What is the Highest Position Switch Will Reach?

The Number One Spot 9 31.03%
 
Second is Good Enough 15 51.72%
 
Third isn't Too Shabby 5 17.24%
 
Total:29
mjk45 said:
d21lewis said:

I can't cosign on this one. I'm sure several people bought several 360s but before the 360, I was a Sony and Nintendo fan. I've said it before but the PS1 was made of potato chips and the PS2 was made of ramen noodles! It was the first time in my gaming life that I ever had a console just break on me. My PS1 eventually had to be turned upside down to play and then the "spindle" (I think that's the right word) just...fell off. The PS2 was even worse with the dreaded Disc Read Error. It was so bad that Sony actually settled a class action lawsuit. Google it! Anecdotal but I think everybody had to buy a second PS2. We just didn't know it was faulty.

It's one of the major reasons why I got an Xbox 360 in the first place. I said "I'm not paying $600 for a console that's going to break!". I got a 360 instead and, almost exactly one year later, it broke! I did get a PS3 a few months later and, five years later it broke too. The difference is that it was common knowledge that Microsoft repaired the console if you called them. Repairs didn't count as sales.

The 360 was, in my opinion, just the superior machine. Online was better. Services were better. Games mostly ran better. And it was cheaper much of the generation. Many said that we Americans were just loyal to the American console but, on paper, it was just a better buy. Nobody was a Microsoft fan or an Xbox fan when the gen started. They just did so much stuff right that gamers took notice.

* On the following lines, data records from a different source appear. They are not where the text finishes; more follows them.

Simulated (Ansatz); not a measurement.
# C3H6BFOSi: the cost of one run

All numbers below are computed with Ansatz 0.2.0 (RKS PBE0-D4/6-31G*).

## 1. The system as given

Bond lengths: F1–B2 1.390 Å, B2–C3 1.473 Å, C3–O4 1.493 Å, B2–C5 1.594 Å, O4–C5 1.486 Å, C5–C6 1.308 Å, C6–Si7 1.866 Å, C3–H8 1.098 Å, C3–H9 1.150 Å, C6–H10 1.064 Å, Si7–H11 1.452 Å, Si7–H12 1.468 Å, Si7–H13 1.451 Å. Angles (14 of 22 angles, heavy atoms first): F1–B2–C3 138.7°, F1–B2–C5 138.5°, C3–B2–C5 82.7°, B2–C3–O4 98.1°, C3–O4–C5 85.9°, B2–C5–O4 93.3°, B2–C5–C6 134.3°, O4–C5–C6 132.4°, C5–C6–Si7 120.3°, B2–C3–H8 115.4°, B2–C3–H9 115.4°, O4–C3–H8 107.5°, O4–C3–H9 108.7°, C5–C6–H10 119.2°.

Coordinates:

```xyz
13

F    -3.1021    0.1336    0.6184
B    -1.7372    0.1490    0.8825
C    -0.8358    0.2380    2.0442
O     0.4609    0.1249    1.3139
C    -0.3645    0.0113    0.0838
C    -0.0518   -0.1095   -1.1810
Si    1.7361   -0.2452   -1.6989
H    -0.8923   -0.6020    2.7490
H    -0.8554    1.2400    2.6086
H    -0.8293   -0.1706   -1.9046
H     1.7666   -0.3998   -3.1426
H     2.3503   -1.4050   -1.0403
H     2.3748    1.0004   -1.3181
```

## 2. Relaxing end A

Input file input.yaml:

You are correct wise one but only for the first 2 years or so after that the PS3 first party kicked into gear and many of the 360 3rd party exclusives came to PS3 and the 360 why still having later good games lost steam but 2007/8 was awesomely great with games like BioShock - The Orange Box - Gears - Halo 3- Blue Dragon - Dead Rising - Lost Odyssey - Forza 2 etc.

Agreed. I absolutely loved my PS1 and PS2 but the main draw was the third party stuff. I had a handful of games made by Sony (Ape Escape, Omega Boost, the Crash games, God of War, and a few others) but they were always second to my Street Fighters, Metal Gears, Resident Evils, and such. With the PS3, Sony took charge and started making games that were absolutely at the top of the industry.

I still gravitated towards Xbox but Sony couldn't be denied. In my house, the PlayStation 3 was the "Exclusives machine" and the Xbox was for everything else.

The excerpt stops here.